Maxine Smith Remembered by Friends as Passionate and Tenacious

(Memphis) Memphis civil rights leader Maxine Smith is being remembered for her tenacity and passion. Friday she passed away. She was 83.

“When it comes to Maxine Smith I don’t think we I don’t think Webster has managed to compile words sufficient to express the gravity of her contributions,” Mayor A C Wharton said.

Her contributions may never be measured.

“She stands in the ranks of Nelson Mandela and other true pioneers,” he said.

Maxine Smith was a pioneer for civil rights.

“She was a warrior. So proud of her. She will be missed by me,” longtime friend State Representative Johnnie Turner said.
Turner summed up her mentor’s legacy with one word, passion.

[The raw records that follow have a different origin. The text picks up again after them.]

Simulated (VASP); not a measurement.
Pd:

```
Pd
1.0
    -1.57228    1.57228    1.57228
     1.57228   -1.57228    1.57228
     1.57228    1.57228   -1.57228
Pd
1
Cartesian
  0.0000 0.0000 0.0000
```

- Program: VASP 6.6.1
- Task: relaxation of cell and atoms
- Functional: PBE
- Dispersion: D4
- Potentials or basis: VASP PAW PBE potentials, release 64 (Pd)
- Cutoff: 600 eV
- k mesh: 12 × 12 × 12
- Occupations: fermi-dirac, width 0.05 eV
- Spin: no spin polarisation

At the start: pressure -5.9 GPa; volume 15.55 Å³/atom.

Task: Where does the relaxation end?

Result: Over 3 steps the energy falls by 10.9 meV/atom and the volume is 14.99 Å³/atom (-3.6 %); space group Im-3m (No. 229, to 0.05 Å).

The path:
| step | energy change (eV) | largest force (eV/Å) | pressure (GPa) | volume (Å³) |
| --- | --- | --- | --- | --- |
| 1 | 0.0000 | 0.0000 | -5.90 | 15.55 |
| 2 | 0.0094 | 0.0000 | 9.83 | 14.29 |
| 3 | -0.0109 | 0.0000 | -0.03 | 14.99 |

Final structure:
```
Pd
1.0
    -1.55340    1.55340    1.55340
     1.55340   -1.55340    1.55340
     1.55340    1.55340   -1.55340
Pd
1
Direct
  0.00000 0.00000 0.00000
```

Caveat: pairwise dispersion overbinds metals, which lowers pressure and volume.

“She was passionate about education, passionate about poor people, passionate about the political process and understanding that a vote-less people was a hopeless people,” Turner said.

Smith had deep commitment to education. Turner said she saw the consolidation of Memphis and Selby County schools as a big accomplishment.

“That was one of the greatest victories because she had fought so long,” Turner said.

Smith’s fight for equality began in Memphis in 1957, after she was turned away from what is now the University of Memphis because of the color of her skin.

“That was the best thing that ever happened. She came straight to the NAACP office,”Turner said.

She filed suit against the school, and two years later, the first black students were admitted.

She became an executive secretary with the NAACP, a position she held more than 30 years.

She lead protest to end segregation in Memphis Public Schools and Businesses. She also lead the rise of black political power in Memphis.

“She recognized that unless you have people in power to make those decisions that it was not going to happen,” Turner said.

Dr. Willie Herenton became the first African American superintendent and elected mayor in Memphis. He credits Smith for his success.

“It is suffice to say I probably wouldn’t have become superintendent of schools at the age of 39 had their not been the leadership of Maxine Smith,” he said.
Vivacious and fearless, Maxine Smith made lives richer and fuller for the people and the city she loved.

“Maxine had a lot of fire. She had a lot of vigor and I think deep down inside of her she had very little tolerance for racial inequalities and injustices. I think she had a burning desire to break those barriers down,” Herenton said.